In 2012, the Republicans engaged in a protracted battle to find their nominee. Multiple candidates soared only to implode or be crushed by the might of Mitt Romney’s Super PAC and personal campaign money. There were lengthy debates that generated enough sound bites to fund two years of Democratic attack ads. When it became clear Romney would be the nominee, even though he was not secured, the Democrats began beating the crap out of him.
By the time he had the votes to be the nominee, he was out of money and the convention was months away, so he could not get the party money coming to him. The Obama camp defined him and crushed him before he could even accept the Republican nomination.
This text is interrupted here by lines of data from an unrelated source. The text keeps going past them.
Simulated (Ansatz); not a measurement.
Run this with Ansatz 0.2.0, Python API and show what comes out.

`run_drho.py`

Naturally, the party blamed conservatives. I had written in November of 2011 that Romney would be the nominee, would lose, and the party would blame conservatives. That is exactly what happened. The response was to re-write the rules. Debates would be limited, the calendar compressed, and the convention early.
No one saw Donald Trump coming. He has thrown the process for a loop. His polling fell after the first debate, but there are limited debates and the second one is still a month away. He has personal funds that do not require his alliance with a Super PAC. He can capitalize on conservative angst and party rules written to avoid another 2012. Changing the rules flummoxed the rule makers who wrote rules contemplating traditional candidates running traditional races.
And that brings me to Hillary Clinton. She is the most traditional candidate of a most traditional system and she looks intent on blowing herself up. Usually it is the GOP who want a coronation. This time, a quarter of the GOP has fallen head over heels in love with the flamboyant Donald Trump while Democrats have rushed to coronate Hillary Clinton without a vetting process.
Now, because of the way the Democrats designed their process Hillary Clinton remains on trajectory to get the Democrats’ nomination and an indictment. There really is only a limited way to stop her and it requires massive injections of cash to overcome her. Plus, after building an entire base of voters on identity politics, good luck throwing the first woman presidential nominee overboard.
Republicans wanted to stop love affair politics where its voters serially date others before settling on the established pick. Instead, their efforts caused an exacerbated love affair play that has cash behind it. Democrats wanted to stack the deck in Hillary’s favor and they succeeded now to their own detriment.
The lesson of all of this is that party leaders should never underestimate their own voters’ penchant for doing it their way. For different reasons, Trump and Clinton have now upset the best laid plans of a political class intent on stacking the deck for preferred candidates or classes of candidates. The great irony though is that Hillary has upset the best laid plans of the Democrats because their plan succeeded.
They’re now probably stuck with her while Republicans are still deciding.